Bates Masi + Architects LLC, a full-service architectural firm with roots in New York City and the East End of Long Island for over 50 years, responds to each project with extensive research in related architectural fields, material, craft and environment for unique solutions as varied as the individuals or groups for whom they are designed. The focus is neither the size nor the type of project but the opportunity to enrich lives and enhance the environment. The attention to all elements of design has been a constant in the firm’s philosophy. Projects include urban and suburban residences, schools, offices, hotels, restaurants, retail and furniture in the United States, Central America and the Caribbean. The firm has received 170 design awards since 2003 and has been featured in national and international publications including The New York Times, New York Magazine, Architectural Digest, Architectural Record, Metropolitan Home, and Dwell. Residential Architect Magazine selected Bates Masi one of their 50 Architect’s We Love. In 2013, Bates Masi was inducted into the Interior Design Hall of Fame.
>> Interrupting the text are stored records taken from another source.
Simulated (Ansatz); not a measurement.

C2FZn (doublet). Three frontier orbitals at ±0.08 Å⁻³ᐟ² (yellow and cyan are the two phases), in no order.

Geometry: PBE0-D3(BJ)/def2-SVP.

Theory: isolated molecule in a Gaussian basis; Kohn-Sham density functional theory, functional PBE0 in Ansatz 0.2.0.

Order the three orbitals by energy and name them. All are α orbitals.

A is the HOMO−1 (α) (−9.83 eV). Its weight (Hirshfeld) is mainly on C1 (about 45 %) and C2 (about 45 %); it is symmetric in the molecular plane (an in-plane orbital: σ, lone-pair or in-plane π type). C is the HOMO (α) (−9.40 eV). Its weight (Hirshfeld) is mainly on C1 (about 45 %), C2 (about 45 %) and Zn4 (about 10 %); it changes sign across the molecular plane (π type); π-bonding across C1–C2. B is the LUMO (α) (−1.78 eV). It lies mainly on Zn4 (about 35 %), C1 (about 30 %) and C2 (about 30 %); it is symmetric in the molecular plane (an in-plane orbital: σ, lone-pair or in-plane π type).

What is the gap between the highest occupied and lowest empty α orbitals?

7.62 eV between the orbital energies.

Paul Masi spent childhood summers in Montauk and currently resides in Amagansett. He received a Bachelor of Architecture from Catholic University and a Masters of Architecture from the Graduate School of Design at Harvard University. He worked at Richard Meier & Partners before joining this firm in 1998.

Harry Bates, a resident of East Hampton, received a Bachelor of Architecture from North Carolina State University. After ten years with Skidmore, Owings & Merrill, he was in private practice in New York City for 17 years before moving the firm to Southampton on the East End in 1980. Our offices have recently relocated to a new office building of our own design in East Hampton.

Promised Land

Promised Land

Lot size: 1.25 acres

Building size: 4,135 sq. ft.

Location: Amagansett, NY

Program: Single Family Residence

Photographer: Bates Masi Architects

Contractor: K. Romeo Inc.


The owners of this Amagansett property and their family have a passion for being on the water. Their interests (wind surfing, kite boarding, and sailing) share a common thread of dependence on the wind. Whether relaxing at home or on a nearby beach, the owners are constantly searching for cues that the environmental conditions are optimal to get on the water.

In researching weather data for this site, it was discovered that the predominant origin of the wind was from the west. This created an excellent opportunity to utilize the wind as a primary driver for organizing space and to treat the architecture as a canvas indicating its conditions.

With a bias toward the wind, the program is organized about an east-west axis that divides the public and private wings. This axis is carried through the entire site, carving a narrow clearing through the forest that channels the wind while large sliding glass doors surrounding living spaces admit the breeze into the house. The two wings are connected only by a circulation bridge, which can be completely opened to allow the wind to flow through the site without interruption. In parallel with the axis, and located between the two wings, is a reflecting pool, which acts as a barometer for displaying the status of the wind. As the sun rotates around the house, it bounces off the rippled surface of the water and projects the character of the wind onto the ceilings of adjacent spaces.

The structural system is a series of exposed glulam wood beams running east-west with venting panels between each beam at the perimeter. To achieve large spans, the beams are joined by steel flitch plates that create a void for light fixtures. These same flitch plates also cantilever from the beams to support the thin profile roof that extends from all sides of the house. Together, these elements create a holistic system that reinforces the role of the architecture. The overhangs capture the wind, directing it through the venting panels and along the beams like a wind tunnel.

With the utilization of wind comes the opportunity for the landscape to contribute to the experiences of the house. Lavender, mint and other aromatic plants were introduced to the windward side of the property. As it traverse through the site, the wind picks up scents along the way and carries them into the spaces.

Acting as a tool for highlighting environmental information, the architecture is dependent on the context. However, without the unique interests of its inhabitants this information is not useful. Because of their interdependent relationship, both place and lifestyle are enriched in a single gesture.